|Can you image writing a novel on this?|
|Public Domain Picture, wikimediacommons.org|
This article, which appeared in The New Yorker magazine in 2008, describes the cell phone novel phenomenon in Japan, otherwise known as keitai shosetso, how it was developed, and how it has impacted literature and culture in Japan. The sub-title accurately sums up the key demographic for the cell phone novel, “Young women develop a genre for the cellular age”.
It is purported that the cell phone novel is the, “first literary genre to emerge from the cellular age” and is derived from mostly autobiographical situations. Like other forms of literature aimed at women, keitai shosetso revolve around true love and the obstacles which hinder true love. Because these novels are written by and read, for the most part, by Japanese women, they offer insight into how young women feel in Japanese culture.
Goodyear spends a significant amount of time discussing the importance of anonymity for the writers of these novels. This is complementary to the avatar culture which pervades Japanese Internet use and deeper roots in Japanese culture. The quote from page 64 which states, “In Japan, conflict is not celebrated – consensus is celebrated…The Internet lets you speak your mind without upsetting the social apple cart” reflects the desire for anonymity the authors seek.
The article takes an interesting turn when the connections between traditional Japanese literature and the cell phone novel are explored. Due to the difficulties of writing in Japanese, novel writing was reserved for those who could eloquently write using the correct script. However, as cell phones and unlimited texting plans became popular in Japan, more access to text developed. This also caused changes in formatting of script for the medium, all maintained when the novels were eventually printed on paper. Parallels to the classic Japanese novel, The Tale of Genji, written by a woman of the imperial court nearly a thousand years ago, explored love triangles, jilted women, and unexpected pregnancies, illustrates similarities to the cell phone novels of today. One of the translators of The Tale of Genji, 86 year old Jakucho Setouchi, even confessed to participating in the cell phone novel phenomenon.

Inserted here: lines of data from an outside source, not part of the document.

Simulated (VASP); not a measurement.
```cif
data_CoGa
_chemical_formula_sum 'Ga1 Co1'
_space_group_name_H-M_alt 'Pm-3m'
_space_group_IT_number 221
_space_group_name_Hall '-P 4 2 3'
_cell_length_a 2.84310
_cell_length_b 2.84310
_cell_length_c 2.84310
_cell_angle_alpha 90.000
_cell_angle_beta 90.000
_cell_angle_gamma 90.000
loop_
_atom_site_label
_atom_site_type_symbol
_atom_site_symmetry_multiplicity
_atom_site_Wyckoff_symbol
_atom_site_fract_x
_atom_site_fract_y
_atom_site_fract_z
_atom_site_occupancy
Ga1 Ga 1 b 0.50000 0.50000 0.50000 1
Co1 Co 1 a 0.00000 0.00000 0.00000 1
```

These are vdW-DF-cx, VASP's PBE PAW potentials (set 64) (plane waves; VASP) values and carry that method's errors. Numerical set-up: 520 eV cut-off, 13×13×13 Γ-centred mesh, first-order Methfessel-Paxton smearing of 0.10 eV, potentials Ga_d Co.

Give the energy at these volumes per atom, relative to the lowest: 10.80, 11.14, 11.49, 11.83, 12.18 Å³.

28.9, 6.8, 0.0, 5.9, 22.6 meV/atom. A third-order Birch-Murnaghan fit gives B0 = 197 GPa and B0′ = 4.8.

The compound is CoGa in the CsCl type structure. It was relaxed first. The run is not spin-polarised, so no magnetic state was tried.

Goodyear utilizes first hand interviews for this article. Two themes emerged; first, there was an alarmist attitude towards these novels akin to eBooks. Some viewed the cell phone novel as the end of Japanese literature while others saw it as an offspring of an oral tradition originating in the Edo-period (p. 65). Also, the cell phone phenomenon seems to have parallel roots to other production based literature, such as Zines. Even though many of the authors in this article seemed to have regrets about writing the novels, they seemed to find the act of production more important than the final product.
Cell phone novels are not just a phenomenon in Japan. They are cropping up in other countries like South Africa (BBC article from 2009 here). However, the utilization of various forms of technology to create literature is changing. Twitter now hosts fiction writing contests (LA Time article from 2012 here) which impose another set of parameters (word limits) to the story. The revitalization of serialized fiction and online publishing (NPR interview with Margaret Atwood from 2012 here) shows the many changes outside of the traditional eBook which are taking place in fictional and semi-autobiographical literature.